Executing statements in Teradata#

Warning

Methods below read all the rows returned from DB to Spark driver memory, and then convert them to DataFrame.

Do NOT use them to read large amounts of data. Use DBReader or Teradata.sql instead.

How to#

There are 2 ways to execute some statement in Teradata

Use Teradata.fetch#

Use this method to execute some SELECT query which returns small number or rows, like reading Teradata config, or reading data from some reference table. Method returns Spark DataFrame.

Method accepts JDBCOptions.

Connection opened using this method should be then closed with connection.close() or with connection:.

Syntax support#

This method supports any query syntax supported by Teradata, like:

  • ✅︎ SELECT ... FROM ...

  • ✅︎ WITH alias AS (...) SELECT ...

  • ✅︎ SHOW ...

  • SET ...; SELECT ...; - multiple statements not supported

Examples#

from onetl.connection import Teradata

teradata = Teradata(...)

df = teradata.fetch(
    "SELECT value FROM some.reference_table WHERE key = 'some_constant'",
    options=Teradata.JDBCOptions(query_timeout=10),
)
teradata.close()
value = df.collect()[0][0]  # get value from first row and first column

Use Teradata.execute#

Use this method to execute DDL and DML operations. Each method call runs operation in a separated transaction, and then commits it.

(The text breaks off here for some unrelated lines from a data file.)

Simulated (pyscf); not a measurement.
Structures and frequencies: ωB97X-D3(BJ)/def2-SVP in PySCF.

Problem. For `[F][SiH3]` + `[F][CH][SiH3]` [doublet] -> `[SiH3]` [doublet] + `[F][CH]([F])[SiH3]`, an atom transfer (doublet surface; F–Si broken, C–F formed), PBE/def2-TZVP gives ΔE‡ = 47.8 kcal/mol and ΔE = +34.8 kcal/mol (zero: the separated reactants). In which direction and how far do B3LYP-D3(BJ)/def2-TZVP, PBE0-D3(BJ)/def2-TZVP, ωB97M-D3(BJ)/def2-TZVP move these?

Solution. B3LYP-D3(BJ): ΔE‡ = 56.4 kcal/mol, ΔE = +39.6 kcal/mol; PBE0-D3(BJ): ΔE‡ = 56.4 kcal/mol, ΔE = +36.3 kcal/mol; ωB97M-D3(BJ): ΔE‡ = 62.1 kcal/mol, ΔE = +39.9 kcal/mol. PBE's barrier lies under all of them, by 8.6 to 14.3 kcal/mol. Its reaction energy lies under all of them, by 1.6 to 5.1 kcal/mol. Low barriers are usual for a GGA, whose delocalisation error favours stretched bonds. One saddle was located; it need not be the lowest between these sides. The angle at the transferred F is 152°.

Method accepts JDBCOptions.

Connection opened using this method should be then closed with connection.close() or with connection:.

Syntax support#

This method supports any query syntax supported by Teradata, like:

  • ✅︎ CREATE TABLE ..., CREATE VIEW ..., DROP TABLE ..., and so on

  • ✅︎ ALTER ...

  • ✅︎ INSERT INTO ... SELECT ..., UPDATE ..., DELETE ..., and so on

  • ✅︎ DROP TABLE ..., DROP VIEW ..., and so on

  • ✅︎ CALL procedure(arg1, arg2) ... or {call procedure(arg1, arg2)} - special syntax for calling procedure

  • ✅︎ EXECUTE macro(arg1, arg2)

  • ✅︎ EXECUTE FUNCTION ...

  • ✅︎ other statements not mentioned here

  • SET ...; SELECT ...; - multiple statements not supported

Examples#

from onetl.connection import Teradata

teradata = Teradata(...)

with teradata:
    # automatically close connection after exiting this context manager
    teradata.execute("DROP TABLE database.table")
    teradata.execute(
        """
        CREATE MULTISET TABLE database.table AS (
            id BIGINT,
            key VARCHAR,
            value REAL
        )
        NO PRIMARY INDEX
        """,
        options=Teradata.JDBCOptions(query_timeout=10),
    )

Options#

pydantic model onetl.connection.db_connection.jdbc_mixin.options.JDBCOptions#

Generic options, related to specific JDBC driver.

Note

You can pass any value supported by underlying JDBC driver class, even if it is not mentioned in this documentation.

field query_timeout: int | None = None (alias 'queryTimeout')#

The number of seconds the driver will wait for a statement to execute. Zero means there is no limit.

This option depends on driver implementation, some drivers can check the timeout of each query instead of an entire JDBC batch.

field fetchsize: int | None = None#

How many rows to fetch per round trip.

Tuning this option can influence performance of reading.

Warning

Default value depends on driver. For example, Oracle has default fetchsize=10.